Anthony Grafton in this week's New Yorker provides a lucid and level-headed analysis of the many fervid efforts to digitize the universe of the printed word, such as the Google Library Project and Microsoft's Live Search Books Publishers Program, as well as more focused (and frequently non-profit) ventures such as the Open Content Alliance and more subject-focused efforts such as Aluka (about which you've previously read in this space).
In fact, writes Grafton, the Internet will not bring us a universal library, much less
an encyclopedic record of human experience. None of the firms now
engaged in digitization projects claim that it will create anything of
the kind. The hype and rhetoric make it hard to grasp what Google and
Microsoft and their partner libraries are actually doing ...
Google and Microsoft pursue their own interests, in ways that they
think will generate income, and this has prompted a number of major
libraries to work with the Open Content Alliance, a nonprofit
book-digitizing venture. Many important books will remain untouched:
Google, for example, has no immediate plans to scan books from the
first couple of centuries of printing ... Other sectors of the world’s book production are not even catalogued
and accessible on site, much less available for digitization. The
materials from the poorest societies may not attract companies that
rely on subscriptions or on advertising for cash flow.

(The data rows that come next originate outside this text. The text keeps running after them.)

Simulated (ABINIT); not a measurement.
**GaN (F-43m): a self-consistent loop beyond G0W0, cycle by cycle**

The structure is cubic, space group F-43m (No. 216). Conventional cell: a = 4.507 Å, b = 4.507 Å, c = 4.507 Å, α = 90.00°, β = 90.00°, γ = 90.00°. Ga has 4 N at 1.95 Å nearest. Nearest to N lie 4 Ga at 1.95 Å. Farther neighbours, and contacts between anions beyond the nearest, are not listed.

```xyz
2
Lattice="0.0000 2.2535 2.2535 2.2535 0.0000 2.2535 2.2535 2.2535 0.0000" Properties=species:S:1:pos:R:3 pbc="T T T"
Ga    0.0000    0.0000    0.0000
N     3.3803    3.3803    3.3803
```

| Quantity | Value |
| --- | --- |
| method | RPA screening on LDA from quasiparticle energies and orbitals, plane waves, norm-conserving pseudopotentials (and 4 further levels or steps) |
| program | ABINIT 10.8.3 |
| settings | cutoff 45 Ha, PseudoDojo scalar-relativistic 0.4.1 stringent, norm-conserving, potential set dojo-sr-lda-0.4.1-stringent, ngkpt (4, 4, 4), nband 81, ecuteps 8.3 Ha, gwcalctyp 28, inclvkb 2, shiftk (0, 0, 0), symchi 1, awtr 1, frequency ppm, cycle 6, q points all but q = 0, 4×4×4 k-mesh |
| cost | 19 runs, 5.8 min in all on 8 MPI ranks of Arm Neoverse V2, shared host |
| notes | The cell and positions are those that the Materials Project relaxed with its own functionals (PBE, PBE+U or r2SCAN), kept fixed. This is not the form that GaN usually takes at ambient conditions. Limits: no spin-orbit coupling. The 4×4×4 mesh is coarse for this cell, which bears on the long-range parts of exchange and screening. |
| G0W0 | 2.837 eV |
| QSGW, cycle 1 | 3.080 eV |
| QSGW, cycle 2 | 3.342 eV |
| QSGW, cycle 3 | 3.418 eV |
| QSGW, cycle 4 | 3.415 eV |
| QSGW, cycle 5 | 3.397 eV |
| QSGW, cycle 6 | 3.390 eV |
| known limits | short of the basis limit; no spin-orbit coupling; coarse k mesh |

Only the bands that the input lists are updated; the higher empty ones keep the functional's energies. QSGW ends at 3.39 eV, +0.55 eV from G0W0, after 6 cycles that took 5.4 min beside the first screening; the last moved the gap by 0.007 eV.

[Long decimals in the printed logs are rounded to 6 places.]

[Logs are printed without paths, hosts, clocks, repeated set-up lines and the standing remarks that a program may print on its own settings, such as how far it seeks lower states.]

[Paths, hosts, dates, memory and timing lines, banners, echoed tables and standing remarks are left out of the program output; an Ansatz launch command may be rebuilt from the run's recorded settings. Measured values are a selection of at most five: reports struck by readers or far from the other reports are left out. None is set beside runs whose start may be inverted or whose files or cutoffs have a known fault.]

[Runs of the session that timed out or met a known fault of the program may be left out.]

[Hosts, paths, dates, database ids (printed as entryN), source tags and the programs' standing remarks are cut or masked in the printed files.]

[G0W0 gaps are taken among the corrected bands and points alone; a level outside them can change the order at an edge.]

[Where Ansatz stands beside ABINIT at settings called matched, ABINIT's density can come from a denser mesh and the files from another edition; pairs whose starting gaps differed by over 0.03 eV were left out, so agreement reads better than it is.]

Closer to home Grafton also provides a concise and complimentary history of libraries from third millennium B.C. Mesopotamia to the present. The conclusion includes an encomium to libraries that might remind readers of the retardaire Nicholson Baker. But unlike Baker Grafton makes a case for libraries being an enduring participant in the research process, not the sole player:
For now and for the foreseeable future, any serious reader will have to know how to travel down two very different roads simultaneously. No one should avoid the broad, smooth, and open road that leads through the screen. But if you want to know what one of Coleridge’s annotated books or an early “Spider-Man” comic really looks and feels like, or if you just want to read one of those millions of books which are being digitized, you still have to do it the old way, and you will have to for decades to come.
Apart from the article, "Future reading: digitization and its discontents," there is a complementary online-only article with links to many of the web resources cited in the article.